Armin Ronacher's Thoughts and Writings

Samsung Pay's MST Transactions and Merchant's Ability to Detect “Cloned” Magstripe Tracks

written on Monday, August 31, 2015

I have a weird obsession with payment systems. They fascinate me. I find it very satisfying to make a credit card transaction and to get a text message confirming the purchase on my phone a second afterwards. As someone obsessed with networks, scalability and user experience I find this a very interesting field even though it's embedded in probably the least agile and most regulated industry. But not just the technology is interesting, also the fraud aspect is. Fraud prevention is an equally interesting topic to ponder about.

What makes frauds in payments so interesting is that there are many different payment protocols that exist throughout the world and your credit card is valid with almost all of them. The fraud vectors are huge and very often the only thing that keeps fraud rates down is a random spot checks and common sense.

The reason my interest got piqued again recently was Samsung Pay, particularly the MST part. MST, if you are not familiar with it, stands for magnetic secure transmission. The idea is that the phone emits a magnetic field that carries the information of track 2 on a credit card (at least in principle). What this means is that you can go to a lot of magstrip readers, hold your phone to it, and the reader thinks the card was swiped. (Assuming there are no other checks that a card is in a slot)

From a fraud perspective this seems crazy. You scan someone's credit card, duplicate it onto your phone and off you go. Here are the results of my investigation about how this is supposed to be used securely.

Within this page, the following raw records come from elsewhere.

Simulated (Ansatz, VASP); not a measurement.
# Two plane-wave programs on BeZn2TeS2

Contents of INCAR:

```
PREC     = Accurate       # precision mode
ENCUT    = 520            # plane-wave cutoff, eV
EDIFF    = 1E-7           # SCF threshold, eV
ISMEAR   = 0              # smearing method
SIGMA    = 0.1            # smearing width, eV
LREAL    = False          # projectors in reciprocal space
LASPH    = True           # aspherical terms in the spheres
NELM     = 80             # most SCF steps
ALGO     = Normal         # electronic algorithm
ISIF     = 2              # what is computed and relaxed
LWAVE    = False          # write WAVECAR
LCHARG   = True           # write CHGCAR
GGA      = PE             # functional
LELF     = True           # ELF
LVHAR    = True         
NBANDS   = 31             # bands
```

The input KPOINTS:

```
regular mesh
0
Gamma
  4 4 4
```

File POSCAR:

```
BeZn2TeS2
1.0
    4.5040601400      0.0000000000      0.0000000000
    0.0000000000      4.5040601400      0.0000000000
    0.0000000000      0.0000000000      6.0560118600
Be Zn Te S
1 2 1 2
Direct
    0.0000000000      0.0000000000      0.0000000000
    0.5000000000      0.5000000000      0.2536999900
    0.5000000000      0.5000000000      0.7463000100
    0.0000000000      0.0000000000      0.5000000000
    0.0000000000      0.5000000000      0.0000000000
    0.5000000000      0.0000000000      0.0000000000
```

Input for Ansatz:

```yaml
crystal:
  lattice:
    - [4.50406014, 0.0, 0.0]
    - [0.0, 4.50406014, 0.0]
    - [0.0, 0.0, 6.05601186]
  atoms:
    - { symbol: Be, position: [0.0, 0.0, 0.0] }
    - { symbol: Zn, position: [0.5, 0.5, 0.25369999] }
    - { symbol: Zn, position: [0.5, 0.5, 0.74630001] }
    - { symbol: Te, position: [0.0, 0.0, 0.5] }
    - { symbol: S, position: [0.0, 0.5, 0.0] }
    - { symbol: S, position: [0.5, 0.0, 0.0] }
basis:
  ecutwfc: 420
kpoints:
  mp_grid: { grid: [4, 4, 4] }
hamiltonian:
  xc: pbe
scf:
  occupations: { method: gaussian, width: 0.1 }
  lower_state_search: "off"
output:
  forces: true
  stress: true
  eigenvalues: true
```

But for this we need to cover some ground.

A Bit of History

If we don't go too far back, the earliest forms of standardized credit card processing were based on a credit card number. The credit card number in itself is split into two parts. The first six digits are the IIN or Issuer Identification Number. It identifies the network of the card (MasterCard, AMEX, Visa, etc.) and might identify the bank within that network. The rest (the remaining 10-13 digits) are the PAN or Primary Account Number. IIN + PAN + expiration date + name of cardholder are the basic requirements for making a credit card transaction.

However as you can guess, since all that information is on the card there is very little that actually protects a payment. That's why on most of those transactions done that way they will also ask for the signature of the cardholder. That signature really only plays a role if the transaction gets disputed.

The Magstripe

What makes credit cards convenient for in-store purchases is that you do not need to write down numbers, instead you can "swipe" the card. At least you do that in the US ;) When you swipe the card, the reader reads the two tracks on the magstripe. They are almost the same with a different data density. Both tracks contain: IIN + PAN, country code, expiration date and a field for discretionary data. It also contains the service code. The service code tells the terminal how the card wants to be confirmed (does it work internationally, does it need online verification, does it need a pin, AM only etc.)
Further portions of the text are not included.